RDFLib / rdflib

RDFLib is a Python library for working with RDF, a simple yet powerful language for representing information.
https://rdflib.readthedocs.org
BSD 3-Clause "New" or "Revised" License
2.15k stars 554 forks source link

JSON-LD schema.org parsing fails with JSONDecodeError("Expecting value", s, err.value) from None #1781

Closed danbri closed 2 years ago

danbri commented 2 years ago

I have been trying different variations to parse a JSON-LD file into a Graph, but they're all failing.

The file seems OK (I tried several) and it parses ok with the JSON-LD playground. I tried a few variations for invoking the parser.
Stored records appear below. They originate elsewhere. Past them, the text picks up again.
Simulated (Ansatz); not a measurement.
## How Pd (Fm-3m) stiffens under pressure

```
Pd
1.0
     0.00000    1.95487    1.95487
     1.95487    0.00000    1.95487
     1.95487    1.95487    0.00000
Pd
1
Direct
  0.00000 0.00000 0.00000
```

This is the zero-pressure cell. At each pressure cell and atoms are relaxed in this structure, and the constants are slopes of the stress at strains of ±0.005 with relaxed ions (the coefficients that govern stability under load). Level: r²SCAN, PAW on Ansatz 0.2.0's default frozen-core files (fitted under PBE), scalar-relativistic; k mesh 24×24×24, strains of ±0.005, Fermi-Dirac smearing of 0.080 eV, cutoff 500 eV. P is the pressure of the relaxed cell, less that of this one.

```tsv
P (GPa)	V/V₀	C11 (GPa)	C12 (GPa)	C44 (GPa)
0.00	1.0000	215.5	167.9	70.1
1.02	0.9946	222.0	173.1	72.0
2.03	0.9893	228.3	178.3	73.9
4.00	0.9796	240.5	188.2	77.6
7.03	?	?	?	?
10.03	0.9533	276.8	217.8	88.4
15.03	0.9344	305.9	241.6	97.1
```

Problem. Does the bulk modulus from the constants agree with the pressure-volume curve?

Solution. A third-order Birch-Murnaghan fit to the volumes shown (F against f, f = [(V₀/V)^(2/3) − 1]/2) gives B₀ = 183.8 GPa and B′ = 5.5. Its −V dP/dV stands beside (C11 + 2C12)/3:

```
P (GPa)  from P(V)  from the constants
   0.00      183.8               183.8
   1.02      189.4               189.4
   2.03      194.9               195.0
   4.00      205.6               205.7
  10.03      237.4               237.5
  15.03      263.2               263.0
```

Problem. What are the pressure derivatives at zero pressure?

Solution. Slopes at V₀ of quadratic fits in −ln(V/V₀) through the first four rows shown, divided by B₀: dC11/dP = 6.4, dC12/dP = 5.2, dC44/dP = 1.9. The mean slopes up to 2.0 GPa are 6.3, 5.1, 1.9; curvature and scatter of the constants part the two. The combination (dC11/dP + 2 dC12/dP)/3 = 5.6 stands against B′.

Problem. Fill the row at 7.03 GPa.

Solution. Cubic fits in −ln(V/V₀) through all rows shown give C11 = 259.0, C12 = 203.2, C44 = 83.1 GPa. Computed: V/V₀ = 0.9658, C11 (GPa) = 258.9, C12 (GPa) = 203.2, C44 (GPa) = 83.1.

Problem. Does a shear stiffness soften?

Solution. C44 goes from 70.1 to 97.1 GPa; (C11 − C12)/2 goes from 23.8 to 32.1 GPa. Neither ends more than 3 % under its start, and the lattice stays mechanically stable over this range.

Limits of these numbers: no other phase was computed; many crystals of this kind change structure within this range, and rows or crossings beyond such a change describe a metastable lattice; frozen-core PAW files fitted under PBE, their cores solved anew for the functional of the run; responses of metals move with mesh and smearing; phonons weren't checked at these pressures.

This was after entirely nuking and reinstalling Python/Anaconda, and was in a fresh Conda environment (python=3.8), and with only "pip3 install rdflib", i.e. no ageing version of the plugin version of the parser hanging around.

parsejsonld_A.py

#!/usr/bin/env python3
from rdflib import Graph
if __name__ == '__main__':
    fn = "example1.jsonld"
    g = Graph()
    g.parse(fn, format="json-ld")

parsejsonld_B.py

#!/usr/bin/env python3

from rdflib import Graph
g = Graph().parse("example1.jsonld", format="json-ld")
g.serialize("test-jsonld.nt", format="nt")

parsejsonld_A.py

#!/usr/bin/env python3
from rdflib import Graph
g = Graph()
g.parse(location = "file:feedkgx/example1.jsonld")
print(len(g))

The example file is just taken from Google documentation, see this Gist.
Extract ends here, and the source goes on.